A steaming pile of comedy aka the worst crowd ever

I have performed in a lot of venues in 15 states throughout our great land, including comedy clubs, bars, restaurants, even places like a senior center, golf course clubhouses, parking lots, and a strip club.  I have done well usually, with quite a few “eh!” shows and some downright bombs.  I remember my first bombing was my fourth show ever.  My two buddies came out to see me and I’m sure it’s just a coincidence, but one of my good friends from that show has never spoken to me since.

Friday’s show, however, holds a special place as the worst crowd ever.  We did a couple, but the first actually went pretty well, despite the small turnout and constant interruptions from people walking in to buy food.  Thank God the woman with the baby and four year old girl didn’t stick around for my set.  I did a kid friendly show once and got out exactly 120 seconds’ worth of jokes.  Thank you, good night!

The emcee went up first (as is usually the case, I am an ass…) and got the same response from these 15 people that I would get grabbing a microphone and doing a set for a lost rainforest tribe that had never seen a white man before.  He was so happy to bail after doing his time I thought he would jump off the stage.  The feature went up and got about three chuckles in his set.  At this time, I noticed a pretty girl texting and another young lady turned her chair around with her back to the stage.  I was instantly overcome with the realization that this show would suck for me.

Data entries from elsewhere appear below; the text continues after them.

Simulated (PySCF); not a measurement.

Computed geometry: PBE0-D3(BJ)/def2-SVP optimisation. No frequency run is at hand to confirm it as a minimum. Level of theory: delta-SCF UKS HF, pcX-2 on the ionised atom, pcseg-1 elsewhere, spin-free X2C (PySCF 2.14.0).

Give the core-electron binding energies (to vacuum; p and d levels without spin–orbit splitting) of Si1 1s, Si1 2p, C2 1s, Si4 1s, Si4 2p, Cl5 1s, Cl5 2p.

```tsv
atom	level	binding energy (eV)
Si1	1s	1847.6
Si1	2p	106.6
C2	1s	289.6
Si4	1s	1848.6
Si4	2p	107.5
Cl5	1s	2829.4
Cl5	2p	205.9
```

I went up, faking interest as best I could and did all my crowd involvement jokes, using lines like “Who in here loves America?”  Nothing.  Commies.  “You guys like sports?”  Blank stares.  FYI, this show was a fundraiser FOR A SPORTS ORGANIZATION.  Now I’m getting pissed.  I knew it wasn’t good when I asked the emcee, from the stage, if he had a gun so he could shoot me or let me turn loose a torrent of bullets on the crowd.  Still, they stared at me blankly, except for texting girl, she wasn’t looking.  I stand by my tweet from that night that I would have rather done a show for NAMBLA than those cold fish bitches.  I would have beat some ass after said show, but at least they may have laughed once and not made me stand up there for 20 agonizing minutes talking to the silent oblivion of comedy.